Schift solves this by projecting every embedding into a single canonical space. This gives you three practical benefits:

  • Switch models without re-embedding. You can move from one provider to another without rebuilding your vector store.
  • Cross-model retrieval. A query embedded with one model can retrieve documents embedded with a different model.
  • Flexible output dimensions. You can request any supported output dimension regardless of the source model’s native size.

Schift’s projection layer is implemented as an adaptive, mixture-of-experts projector. The flow has two stages:

  1. to_canonical — map a source-model embedding into the canonical space.
  2. from_canonical — map the canonical embedding to the output dimension you requested.

The canonical space has a fixed dimension of 1024. This dimension is large enough to preserve semantic signal across a wide range of source models while staying small enough to keep storage and search costs predictable.

For each source model, Schift keeps a learned base projection matrix W_base. This matrix is trained with ridge regression to map embeddings from the source model’s native space into the 1024-dimensional canonical space. Base matrices are shared across all organizations.

In addition to the shared base matrix, Schift supports domain-specific low-rank corrections called experts. Each expert is a small ΔW matrix that adapts the base projection for a particular domain, corpus, or task.

Experts can be:

  • Global — shared across all organizations for common domains.
  • Organization-specific — trained on a single organization’s corpus.
  • Task-specific — matched to embedding task types such as retrieval_query or classification.

When an embedding is projected, Schift routes to the right mix of experts using the corpus centroid. It computes cosine similarity between the incoming batch centroid and each expert’s centroid, then uses a softmax-weighted blend of the matching expert corrections. If a task_type is provided, task-matched experts are preferred; otherwise the router falls back to universal experts.

For the auto-routed schift-embed-1-small model, the source embedding is already produced in the canonical space, so the projector skips the expert correction step and uses only the base projection.

After an embedding is in canonical form, from_canonical adapts it to the requested output dimension:

  • If the requested dimension is smaller than 1024, the vector is truncated to the leading dimensions and re-normalized.
  • If the requested dimension is larger than 1024, the vector is padded with zeros.
  • If the requested dimension is exactly 1024, the canonical vector is returned unchanged.

This makes it possible to request, for example, 512-dimensional embeddings from a model whose native output is 3072 dimensions.

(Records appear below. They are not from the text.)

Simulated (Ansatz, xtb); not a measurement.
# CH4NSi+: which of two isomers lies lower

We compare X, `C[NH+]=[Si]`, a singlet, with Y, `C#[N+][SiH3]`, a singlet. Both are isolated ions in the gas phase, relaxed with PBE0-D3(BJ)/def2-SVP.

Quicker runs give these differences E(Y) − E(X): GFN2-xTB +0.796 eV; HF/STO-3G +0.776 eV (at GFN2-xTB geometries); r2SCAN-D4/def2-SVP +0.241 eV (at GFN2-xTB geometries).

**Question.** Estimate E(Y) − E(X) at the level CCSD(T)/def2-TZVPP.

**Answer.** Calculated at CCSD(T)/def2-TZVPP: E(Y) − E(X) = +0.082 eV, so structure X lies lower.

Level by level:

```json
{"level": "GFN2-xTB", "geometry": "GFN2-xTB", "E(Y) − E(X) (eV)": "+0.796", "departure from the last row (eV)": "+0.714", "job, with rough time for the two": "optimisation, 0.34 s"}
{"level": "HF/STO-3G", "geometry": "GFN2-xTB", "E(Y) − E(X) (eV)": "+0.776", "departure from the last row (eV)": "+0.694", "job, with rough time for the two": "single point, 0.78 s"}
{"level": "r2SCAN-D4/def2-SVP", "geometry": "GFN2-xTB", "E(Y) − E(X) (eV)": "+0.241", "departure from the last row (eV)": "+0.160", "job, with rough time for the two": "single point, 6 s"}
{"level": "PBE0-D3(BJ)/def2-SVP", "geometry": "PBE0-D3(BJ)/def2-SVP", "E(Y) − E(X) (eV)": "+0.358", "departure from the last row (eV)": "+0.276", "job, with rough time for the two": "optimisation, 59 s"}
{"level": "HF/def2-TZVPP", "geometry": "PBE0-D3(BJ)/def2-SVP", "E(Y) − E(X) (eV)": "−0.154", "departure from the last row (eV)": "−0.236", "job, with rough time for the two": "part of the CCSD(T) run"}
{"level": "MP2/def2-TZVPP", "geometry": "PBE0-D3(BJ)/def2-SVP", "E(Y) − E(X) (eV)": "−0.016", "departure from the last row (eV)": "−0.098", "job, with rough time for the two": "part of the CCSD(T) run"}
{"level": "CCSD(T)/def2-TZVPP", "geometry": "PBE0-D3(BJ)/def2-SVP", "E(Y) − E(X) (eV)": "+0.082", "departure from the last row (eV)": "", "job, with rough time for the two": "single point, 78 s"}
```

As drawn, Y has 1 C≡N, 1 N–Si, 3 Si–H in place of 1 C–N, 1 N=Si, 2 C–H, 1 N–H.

Projection is transparent to API callers. When you call POST /v1/embed, POST /v1/embed/batch, or submit a bulk embedding job, Schift:

  1. Sends the text to the selected provider.
  2. Receives the raw embedding.
  3. Calls to_canonical with the source model and your organization context.
  4. Calls from_canonical with your requested dimensions.
  5. Returns the final embedding in the response.

The response always includes the model field so you know which source model was actually used, even when you rely on auto-routing or failover.

Note: Projection happens after provider failover. If Schift falls back from your primary model to a backup model, both the primary and fallback embeddings are projected into the same canonical space, so the returned vectors remain compatible.

Base matrices and expert weights are loaded at startup and can be loaded lazily from Schift’s internal projection store. The training pipeline supports:

  • Training a new W_base from paired source and target embeddings.
  • Training organization-specific or global experts as low-rank ΔW corrections.
  • Registering experts with task tags for task-aware routing.

In most cases you do not need to train projection weights yourself. Schift maintains the shared base matrices, and organization-specific experts are created through internal tooling or managed services.